I just move through life. Just like that. It’s like I have no total control of it. I can’t even figure out my next move. I can plan and wish. I used to pray too, a long time ago and ask for a good life, like some of my friends. I wanted to be as lucky as some of them. To have the right parents and right siblings or even right friends felt magical, like how to live. Many were making strides towards their goals with great results. I however seemed to be setting goals and having no plans on how to accomplish them. Typical me! I never have a plan.
Sometimes the pressure can be overwhelmingly strong and depressing. And sometimes it’s just unrealistic. Mistakes aren’t allowed to happen. I was taught making mistakes means I will never redeem myself. Many of my mistakes as a young woman stuck with me and followed me into udulthood. I remember talking to a cousin that I hadn’t seen in over fifteen years, yet she thought I was the same person I was when I was a teenager.

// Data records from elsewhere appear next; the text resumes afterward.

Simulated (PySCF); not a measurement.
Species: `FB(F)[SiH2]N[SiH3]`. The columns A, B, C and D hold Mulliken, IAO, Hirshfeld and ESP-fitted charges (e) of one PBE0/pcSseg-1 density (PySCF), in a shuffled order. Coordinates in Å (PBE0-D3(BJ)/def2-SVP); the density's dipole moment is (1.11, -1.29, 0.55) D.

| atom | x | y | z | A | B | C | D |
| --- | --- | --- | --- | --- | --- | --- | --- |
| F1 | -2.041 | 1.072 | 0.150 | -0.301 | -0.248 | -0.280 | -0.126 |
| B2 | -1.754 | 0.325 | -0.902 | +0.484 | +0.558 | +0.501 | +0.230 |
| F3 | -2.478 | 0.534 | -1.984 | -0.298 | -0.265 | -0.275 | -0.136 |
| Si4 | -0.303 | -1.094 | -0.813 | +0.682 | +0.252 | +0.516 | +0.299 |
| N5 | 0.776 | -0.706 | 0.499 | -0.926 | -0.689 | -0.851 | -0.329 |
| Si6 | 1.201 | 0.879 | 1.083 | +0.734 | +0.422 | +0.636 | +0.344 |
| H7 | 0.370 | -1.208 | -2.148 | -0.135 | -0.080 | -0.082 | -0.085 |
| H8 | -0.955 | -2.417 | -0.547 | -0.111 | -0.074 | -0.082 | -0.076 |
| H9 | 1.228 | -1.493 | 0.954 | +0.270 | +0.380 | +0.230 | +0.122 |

To make mistakes even as a child and be punished for everything led me into believing my worth meant nothing. When I couldn’t do math at the age of 6, my uncle told me I will be nothing if I couldn’t memorise the times table. The teachers beat my buttock for nothing, I might add because I never learned what I didn’t want to learn. I was scared of failing for the first time and I had to get it right or die. It seemed as if that was the only way to do it. There were corrections to be done, sure and furthermore without guidance. Do you remember the teacher writing “correction” on your book without telling you how to do it? I do. Eventually, I would just take my classmates books and copy everything. If life would be that easy, I would copy your amazing lives. I needed to prove my worth right as a child all the time. Exhausting!
I became envious. Envious of my little friends who go it right the first time and who got it right the second time. They redeemed themselves. For people like me, who never got it right the first time or the tenth time, the die was cast.
I feel my childhood was robbed. Robbed because I wasn’t allowed to be a child. And right now I am not being allowed to be a woman. I am always supposed to know better by virtue of being a woman. I am not allowed to make mistakes and learn from them. And if I do, I am supposed to come out alive, survive the storm. I just can’t cry for help!
We glorify survival more than the process of survival. Women are strong they say, forgetting we can’t be strong without being weak and if we crumble in weakness we need a helping hand. Instead, we are met with judgement and shame. Survivors are praised for coming out alive, yet nobody wants to know how many sleepless nights swept by us, how many gallons of tears were let free and how many times, giving up was the only reasonable choice left. Failing is unpleasant but it’s not the end. And trying to hold on at the last straw isn’t for all of us! Sometimes, we just want to lay still and have the waves wash us ashore.
Acknowledging our limitations is not cowardice as cliché says.
Competition tires me. I was taught early to be the best, doing otherwise was punishable. So, I strived just to be the best. Aye, some of us will never be the best. It took me 30 years to realize that. Setting myself up for competitive situations that weren’t really mine is tiring.
For many a woman, this has turned us into people triapsing through life dodging and staying afloat trying not to drown. When we get no help or guidance on how to move, we make even the most obvious mistakes that could cause us more than life itself. We make our mothers’ mistakes. Mistakes we shouldn’t have to make. We continue to make these mistakes even as we mature late into our fifties. We still compete and dread failing.
We have to go back. We have to take steps back from where we came from and if we can’t we have to allow ourselves to be human and relearn. Maybe then, only then, can we really learn from our mistakes and do better for ourselves.
Sometimes neglected children grow into needy adults. We seek what we never had. We jump through every mountain to view the other side only to realise the lee side is just like the side we are standing on. We seek little children in our adult souls. We want to get it right the first time and impress ourselves and others. To feel worthy of ourselves through the eyes of others. We almost always seek in the wrong places. In places where nothing resides. We seek things in people who have nothing to give, in jobs that exhaust us, in marriages and friendships that steal our survival and give us nothing in return.
Allow yourself to make mistakes but also allow yourself to learn from them. Allow yourself to fail and survive but also allow yourself to stop fighting. Some mistakes are better off not repeated. Some struggles are better off watched from a distance. And some survivals need a hand. Ask for help!
So what if you are not like them? So what?